Down the aisle again

The End Of Second Class (12:15pm, Sat, May 20, ROM) is the most recent documentary on queer rights by local filmmaker and York University professor Nancy Nicol, this time offering up a detailed history of the fight for same-sex marriage in Canada.

Nicol follows the key players and traces the landmark events in the drawn-out and complicated (nay, chaotic) social, legal and political struggle from when the novel idea was first put forward by Laval University professor Anne Robinson in the early 1990s to the ratification of Bill C-38 by the Senate in 2005. The pioneering couples, lawyers, academics, activists and MPs are all here, and are uniformly excellent interview subjects, never uttering an unnecessary word. There is also a ton of great protest and news footage from both sides and a whack of fascinating scenes of parliamentary debates.

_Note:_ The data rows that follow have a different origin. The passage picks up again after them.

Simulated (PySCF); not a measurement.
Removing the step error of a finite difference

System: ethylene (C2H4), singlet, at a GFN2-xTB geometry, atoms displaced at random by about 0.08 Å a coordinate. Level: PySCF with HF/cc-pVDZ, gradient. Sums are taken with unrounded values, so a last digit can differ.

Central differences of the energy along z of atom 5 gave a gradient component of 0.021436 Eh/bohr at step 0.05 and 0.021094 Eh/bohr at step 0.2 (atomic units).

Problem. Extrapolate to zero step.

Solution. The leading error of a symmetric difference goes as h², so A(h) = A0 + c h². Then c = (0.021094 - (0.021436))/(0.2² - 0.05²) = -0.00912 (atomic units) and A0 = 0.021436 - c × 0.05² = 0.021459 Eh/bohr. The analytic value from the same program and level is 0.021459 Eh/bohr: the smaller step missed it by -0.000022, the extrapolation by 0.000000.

If you believe — as I did — that you were already intimately familiar with the ins and outs of the issue, you will be surprised by the dramatic highs and ridiculous lows that this relatively modest demand for equality inspired, not to mention the shaggy-dog story of how this issue evolved over 10 years from being regarded as a big joke in the gay community to becoming central to mainstream gay activism. Some of the most stirring scenes include Metropolitan Community Church Of Toronto Rev Brent Hawkes wearing a bulletproof vest to the service where he married two queer couples despite the objections of two congregants, or Michael Hendricks and René Leboeuf having their doctored marriage licence refused by a civil servant in the 1998 only to have the same woman happily and tearfully rubber-stamp it in 2004.

There are comic episodes from the grotesque fire and brimstone of the Defend Marriage rally right here in Toronto. You get to see the jowly Bishop Pearce Lacy spitefully conclude that same-sex couples “just ain’t got it” because we lack the “physical complementarity” that has apparently been the foundation of marriage since the dawn of time. There’s also an interview with Bishop Fred Henry threatening the federal Liberals with eternal damnation.

I tittered when equal marriage protestors prioritize the community’s diverse opinions by rhythmically chanting, “We’re here! We’re queer! And some of us want to get married!” An earnest, impassioned celebration by activist Kevin Bourassa of the major English dictionaries changing their definitions of “marriage” to include same-sex couples is unintentionally amusing as well (who knew that linguistics was such a major front of this war?).

It is Nicol’s breadth of material and her subjects’ depth of insight that makes this documentary such compelling viewing. Be warned, however, you’ll leave the theatre humming David MacDonald’s distressingly homophobic Christian anthem “One Man, One Woman” despite yourself.